Oppenheimer
July 21st, 2023
MOVIE: OPPENHEIMER
STARRING: CILLIAN MURPHY, EMILY BLUNT, MATT DAMON, ROBERT DOWNEY JR., FLORENCE PUGH
DIRECTOR: CHRISTOPHER NOLAN
AMovieGuy.com’s RATING: 4 STARS (Out of 4)
There is a moment when watching a movie where the narrative on the screen and the mind of the viewer locks into place. It could take twenty minutes, it could take an hour, or it could never come at all. In Christopher Nolan’s sweeping biopic on the life of J. Robert Oppenheimer, that connection is instant. The story of this man, his life, his brilliant mind, and the haunting responsibility of creating the atomic bomb grips you from frame one. Like the waves from a blast, Nolan moves at a blazing speed, displaying the constant struggle of a man, surrounded by members of the scientific community, and a world on the cusp of its own destruction. Oppenheimer is relentless and powerful. This is the crowning achievement of Christopher Nolan’s career and shakes the ground of the cinematic landscape.

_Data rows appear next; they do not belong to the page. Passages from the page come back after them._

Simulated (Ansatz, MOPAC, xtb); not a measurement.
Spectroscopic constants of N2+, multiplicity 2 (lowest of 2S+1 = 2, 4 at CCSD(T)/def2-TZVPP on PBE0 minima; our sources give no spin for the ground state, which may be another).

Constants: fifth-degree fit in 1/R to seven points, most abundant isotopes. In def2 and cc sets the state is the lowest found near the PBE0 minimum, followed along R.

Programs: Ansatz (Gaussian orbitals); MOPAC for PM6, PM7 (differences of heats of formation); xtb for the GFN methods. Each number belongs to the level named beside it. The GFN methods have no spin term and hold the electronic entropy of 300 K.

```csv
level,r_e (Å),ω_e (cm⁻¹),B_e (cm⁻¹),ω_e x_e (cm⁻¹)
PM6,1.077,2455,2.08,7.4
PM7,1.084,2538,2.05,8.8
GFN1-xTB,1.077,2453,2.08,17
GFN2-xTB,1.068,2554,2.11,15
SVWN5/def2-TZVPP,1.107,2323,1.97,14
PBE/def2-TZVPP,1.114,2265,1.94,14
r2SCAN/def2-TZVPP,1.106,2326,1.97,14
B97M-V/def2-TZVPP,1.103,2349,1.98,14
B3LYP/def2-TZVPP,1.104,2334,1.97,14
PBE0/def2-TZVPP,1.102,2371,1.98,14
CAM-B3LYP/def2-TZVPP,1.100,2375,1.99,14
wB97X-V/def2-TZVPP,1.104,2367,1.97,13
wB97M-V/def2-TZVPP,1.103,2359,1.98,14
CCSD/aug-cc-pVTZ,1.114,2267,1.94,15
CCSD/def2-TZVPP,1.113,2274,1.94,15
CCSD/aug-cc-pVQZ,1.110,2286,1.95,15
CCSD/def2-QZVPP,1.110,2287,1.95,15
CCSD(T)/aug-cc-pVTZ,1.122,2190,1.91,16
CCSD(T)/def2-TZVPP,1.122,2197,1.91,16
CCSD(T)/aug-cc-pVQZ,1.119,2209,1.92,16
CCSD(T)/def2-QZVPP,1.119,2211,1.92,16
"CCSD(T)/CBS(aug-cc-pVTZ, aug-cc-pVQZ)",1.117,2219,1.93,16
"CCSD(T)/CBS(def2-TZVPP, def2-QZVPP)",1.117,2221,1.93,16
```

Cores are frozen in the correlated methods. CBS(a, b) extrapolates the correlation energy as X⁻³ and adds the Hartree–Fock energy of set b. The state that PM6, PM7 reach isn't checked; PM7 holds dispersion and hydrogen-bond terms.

Throughout all of Nolan’s work, I have often seen similarities and connections with that of Ridley Scott’s films. The two have made their share of great science fiction but have also made a series of films that feel intertwined by themes and scale. It makes that bond even stronger when Oppenheimer opens with a quote about Prometheus, the human that stole fire from the Gods and gave it to humanity, as the screenplay is adapted from Kai Bird and Martin Sherwin’s Pulitzer Prize-winning novel American Prometheus: The Triumph and Tragedy of J. Robert Oppenheimer. Scott’s 2012 science fiction film- titled Prometheus– is an Alien hybrid but is also about scientists messing with something they don’t know its true power. That is a constant theme of Oppenheimer, a story about a man who is smart enough to take science to a point, but when he passes the Rubicon, going beyond theory to where the results are out of his hands, and the realization that the power he wields will destroy lives.
The cast is equally on the same page as those themes that Nolan is telling. Cillian Murphy carries the lead performance with grief and stress, oscillating between a man elated by his work and a tortured genius. The narrative structure balances between flashbacks, picking up from Oppenheimer’s stint as a professor at California Berkeley, his early interests in communist causes, his leadership at the Los Alamos Laboratory, and the United States Government’s demonization of his work. He is anchored by a murderer’s row of great performances, with Emily Blunt as Kitty Oppenheimer, Matt Damon as Sergeant Leslie Groves, Florence Pugh as Oppenheimer’s mistress Jean Tatlock, Josh Hartnett as colleague Earnest Lawrence, and Robert Downey Jr. delivering stellar work as the politically motivated Lewis Strauss. It’s with this long collective list of great actors where Oppenheimer feels related to Oliver Stone’s JFK, but also in dialogue, which is always pushing, twisting the tension, building up, and never distracting our focus. The three hours will leave audiences exhausted not for its runtime but for how intense the material becomes.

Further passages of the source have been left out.